Think of the dives on the waterfront
And the drunken brutes in dungaree,
Of the low dance halls where the harpies hunt
And the maudlin seaman so carelessly
Squanders the wages of the months at sea
And maybe is killed in a bar room brawl;
The spell of these things explain to me—
“They’re part of the game and I loved it all.”

Tell me the lure of “working mail”
With two hours sleep out of twenty four,
Hefting bags huge as a cotton bale
Weighing a hundred pounds or more,
Till your back is bent and hour shoulders sore
And you heed not the bosun’s profane call;
Such work, I should think, you must abhor!
“It’s part of the game and I loved it all.”

“I grant you the food is passing bad,
And the labor great, and the wages small,
That the ways of the sailor on shore are mad
But they’re part of the game and I loved it all.”


Partnership Award Presented to Contra Costa Times

One of the leading journalism schools in the country conducts an annual assessment of how well—or how poorly—newspapers across the nation cover the arts and cultural events.

It is not entirely surprising, but most papers—for whatever reason—provide only minimal coverage. A calendar listing here and there. That’s it.

Perhaps a dozen or so are exceptions to the trend: They devote a significant amount of resources and space to the subject—in spite of the challenges newspapers are experiencing as they struggle to remain economically viable.

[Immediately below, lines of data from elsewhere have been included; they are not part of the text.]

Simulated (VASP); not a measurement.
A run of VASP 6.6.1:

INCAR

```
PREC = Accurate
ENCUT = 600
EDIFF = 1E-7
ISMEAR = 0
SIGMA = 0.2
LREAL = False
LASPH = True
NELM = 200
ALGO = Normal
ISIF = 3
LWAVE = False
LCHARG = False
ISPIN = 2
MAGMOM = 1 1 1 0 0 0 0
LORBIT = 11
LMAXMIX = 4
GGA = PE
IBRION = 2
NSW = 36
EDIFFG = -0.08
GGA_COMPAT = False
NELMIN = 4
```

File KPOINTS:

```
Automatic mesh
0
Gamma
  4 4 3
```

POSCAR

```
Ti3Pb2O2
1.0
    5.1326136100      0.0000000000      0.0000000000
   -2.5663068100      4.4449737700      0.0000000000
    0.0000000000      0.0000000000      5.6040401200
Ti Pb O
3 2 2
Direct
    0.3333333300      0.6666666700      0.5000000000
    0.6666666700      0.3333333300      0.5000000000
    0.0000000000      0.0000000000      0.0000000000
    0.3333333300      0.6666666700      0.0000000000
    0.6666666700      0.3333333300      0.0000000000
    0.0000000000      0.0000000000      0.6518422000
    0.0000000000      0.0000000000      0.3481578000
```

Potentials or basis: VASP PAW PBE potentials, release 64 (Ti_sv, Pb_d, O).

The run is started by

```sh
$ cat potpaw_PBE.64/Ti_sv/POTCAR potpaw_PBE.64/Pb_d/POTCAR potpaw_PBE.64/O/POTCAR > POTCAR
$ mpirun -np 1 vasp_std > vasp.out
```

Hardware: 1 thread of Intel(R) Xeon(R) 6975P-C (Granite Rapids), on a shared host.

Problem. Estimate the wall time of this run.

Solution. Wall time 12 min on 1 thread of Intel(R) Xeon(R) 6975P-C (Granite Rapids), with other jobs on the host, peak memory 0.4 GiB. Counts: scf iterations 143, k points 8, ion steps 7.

One of the newspapers in the top category is the Contra Costa Times and its community newspapers, including the Danville and San Ramon Valley Times. In addition to daily stories, the Times publications produce a comprehensive guide to the arts each Thursday in a special Time Out section, and a separate Arts and Entertainment section on Sundays.

And all of us involved in the arts and culture—and the community at large-- are the beneficiaries of this extended coverage.

The Eugene O’Neill Foundation and its partner –the National Park Service—have enjoyed what can only be described as extraordinary coverage, going back to our first O’Neill festival eight years ago and continuing with other major events including our Playwrights’ Theatre series, visits by prominent actors and celebrities, and the dedication of the O’Neill Commemorative in Danville two years ago. We ended up on Page One on that event.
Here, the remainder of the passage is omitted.